Re: [PATCH 1/2] cxlflash: Base superpipe support

Matthew R. Ochs Sat, 11 Jul 2015 16:37:46 -0700

Hi Brian,

Thanks for reviewing. Comments inline below.



-matt

On Jul 10, 2015, at 2:49 PM, Brian King wrote:
> On 06/19/2015 05:37 PM, Matthew R. Ochs wrote:
>> 
>>      cfg->init_state = INIT_STATE_NONE;
>>      cfg->dev = pdev;
>> +    cfg->last_lun_index[0] = 0;
>> +    cfg->last_lun_index[1] = 0;
>>      cfg->dev_id = (struct pci_device_id *)dev_id;
>>      cfg->mcctx = NULL;
>>      cfg->err_recovery_active = 0;
>> +    cfg->num_user_contexts = 0;
> 
> No need to set these to zero, since they get allocated via scsi_host_alloc,
> which zeroes the memory for you.

Agreed. We've actually already fixed this, you'll see it in v2.

>> +/**
>> + * marshall_det_to_rele() - translate detach to release structure
>> + * @detach: Destination structure for the translate/copy.
>> + * @rele:   Source structure from which to translate/copy.
>> + */
>> +static void marshall_det_to_rele(struct dk_cxlflash_detach *detach,
>> +                             struct dk_cxlflash_release *release)
>> +{
>> +    release->hdr = detach->hdr;
>> +    release->context_id = detach->context_id;
> 
> Function name could be better. Marshal should have only one 'l' in this 
> usage...

Sure, will fix.

>> +    if (wwid)
>> +            list_for_each_entry_safe(lun_info, temp, &global.luns, list) {
>> +                    if (!memcmp(lun_info->wwid, wwid,
>> +                                DK_CXLFLASH_MANAGE_LUN_WWID_LEN))
>> +                            return lun_info;
>> +            }
> 
> You probably want to be grabbing global.slock hre, right? 
> list_for_each_entry_safe doesn't protect
> you from other threads deleting things off the list, it only allows you to 
> delete
> entries off the list in your loop and continue to iterate.

Yes, will correct.

>> +
>> +    /* Store off lun in unpacked, AFU-friendly format */
>> +    lun_info->lun_id = lun_to_lunid(sdev->lun);
>> +    lun_info->lun_index = cfg->last_lun_index[sdev->channel];
>> +
>> +    writeq_be(lun_info->lun_id,
>> +              &afu->afu_map->global.fc_port[sdev->channel]
>> +              [cfg->last_lun_index[sdev->channel]++]);
> 
> Do you need a slave_destroy that undoes this and makes the AFU forget
> about this LUN? I'm thinking you probably want to also destroy any
> user contexts to this device in slave_destroy as well. Otherwise
> if you have a superpipe open to a scsi_device and someone deletes that
> scsi_device through sysfs, you will have an open superpipe to that
> device still and no way to tear it down since you don't have a
> way to issue the detach ioctl any longer.
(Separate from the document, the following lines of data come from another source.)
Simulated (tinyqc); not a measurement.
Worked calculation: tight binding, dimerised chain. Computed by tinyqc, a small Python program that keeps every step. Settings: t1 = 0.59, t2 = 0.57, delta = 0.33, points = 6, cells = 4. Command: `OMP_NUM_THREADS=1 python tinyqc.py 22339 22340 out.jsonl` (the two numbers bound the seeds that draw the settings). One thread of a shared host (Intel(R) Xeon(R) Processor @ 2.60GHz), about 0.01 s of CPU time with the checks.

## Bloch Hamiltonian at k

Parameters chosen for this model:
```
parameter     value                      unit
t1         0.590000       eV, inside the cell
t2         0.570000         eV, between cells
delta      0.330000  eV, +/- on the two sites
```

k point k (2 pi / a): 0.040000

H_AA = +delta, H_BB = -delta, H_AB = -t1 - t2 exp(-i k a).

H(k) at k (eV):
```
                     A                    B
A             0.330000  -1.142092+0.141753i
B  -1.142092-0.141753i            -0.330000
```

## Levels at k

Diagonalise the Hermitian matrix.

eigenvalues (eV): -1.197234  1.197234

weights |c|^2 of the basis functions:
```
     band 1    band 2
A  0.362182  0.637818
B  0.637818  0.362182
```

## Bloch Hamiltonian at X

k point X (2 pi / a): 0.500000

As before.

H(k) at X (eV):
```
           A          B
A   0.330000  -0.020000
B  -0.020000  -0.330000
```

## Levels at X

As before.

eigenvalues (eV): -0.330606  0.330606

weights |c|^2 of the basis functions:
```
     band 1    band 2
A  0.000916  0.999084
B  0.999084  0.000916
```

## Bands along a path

In v2, you'll see that we have remove any need for the slave_* routines.

>> +    pid_t pid = current->tgid, ctxpid = 0;
>> +    ulong flags = 0;
>> +
>> +    if (unlikely(ctx_ctrl & CTX_CTRL_CLONE))
> 
> I'm seeing what is a bit of an overuse of likely / unlikely. Basically, IMHO,
> the only place where you should be using these compiler hints is in the 
> performance
> path and even then, only when the odds are pretty high that you will go down
> the likely path.

We've actually revised the likely/unlikely since this patch. You'll see it 
toned down in v2.

>> 
>> +            if (likely(lun_info)) {
>> +                    list_for_each_entry(lun_access, &ctx_info->luns, list)
>> +                            if (lun_access->lun_info == lun_info) {
>> +                                    found = true;
>> +                                    break;
>> +                            }
> 
> Do we need some locking here?

Yes, will investigate adding a per-context lock.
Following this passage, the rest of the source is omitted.